Ralph Erskine, CBRE, RFS, ARIBA (24 February 1914 – 16 March 2005) was a British-born architect and planner who lived and worked in Sweden for most of his life.

Erskine was born in London in 1914, and spent his childhood in Mill Hill in the London Borough of Barnet (North London). His parents were socialists, adherents of the Fabian Society, which promoted the idea of the evolution of Britain into a socialist state.

His Scottish father was a Presbyterian minister, but his parents sent him to the Friends School Saffron Walden (1925–1931), a Quaker school, probably because of their socialist beliefs. There, he became committed to the Quaker ideals, which laid the foundation for his views on society, man's place in it, and on architecture.

During the 1930s, Erskine studied architecture for five years at the Regent Street Polytechnic, London under the direction of Thornton White. At the time, White's curriculum required the study of classical architecture before students were free to follow their own ideas. One of his fellow students was Gordon Cullen who would become a well-known architectural illustrator, urban designer and theorist. Cullen advocated the improvement of urban settlements through an understanding and analysis of their picturesque qualities. This approach was profoundly influential on Erskine, who insisted in his work that the context and landscaping of his buildings be carefully integrated.

After qualifying as an architect Erskine began work with the design team for Welwyn Garden City under the leadership of Louis de Soissons. He studied town planning and this interest broadened his approach to architecture, in particular about how buildings related physically and socially to their setting. In 1936 he became an associate of the Royal Institute of British Architects.
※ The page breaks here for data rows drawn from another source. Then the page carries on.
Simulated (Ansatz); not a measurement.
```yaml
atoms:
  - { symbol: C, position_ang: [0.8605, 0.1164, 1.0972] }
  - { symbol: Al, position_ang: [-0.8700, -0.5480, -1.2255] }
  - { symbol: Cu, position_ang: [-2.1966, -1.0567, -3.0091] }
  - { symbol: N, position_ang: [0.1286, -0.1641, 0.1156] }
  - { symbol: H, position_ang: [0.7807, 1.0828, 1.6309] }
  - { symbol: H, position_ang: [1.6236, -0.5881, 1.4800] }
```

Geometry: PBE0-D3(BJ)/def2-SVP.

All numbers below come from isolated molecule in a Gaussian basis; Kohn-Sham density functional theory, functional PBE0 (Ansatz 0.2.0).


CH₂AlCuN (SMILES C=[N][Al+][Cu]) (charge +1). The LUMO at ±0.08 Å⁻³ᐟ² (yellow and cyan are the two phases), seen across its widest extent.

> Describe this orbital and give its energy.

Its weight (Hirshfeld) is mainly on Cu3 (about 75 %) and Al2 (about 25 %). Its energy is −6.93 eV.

Before the outbreak of World War II, Erskine travelled to Sweden. He was attracted there partly by his admiration for the work of the Functionalist Swedish architects Gunnar Asplund, Sven Markelius and Sigurd Lewerentz and partly by the country's adoption of the social welfare model. In Sweden the political will was reflected in the national architecture and these two factors coincided with his own humanist beliefs. He would go on to make an important contribution to the architectural landscape of both his adopted country and to that of England.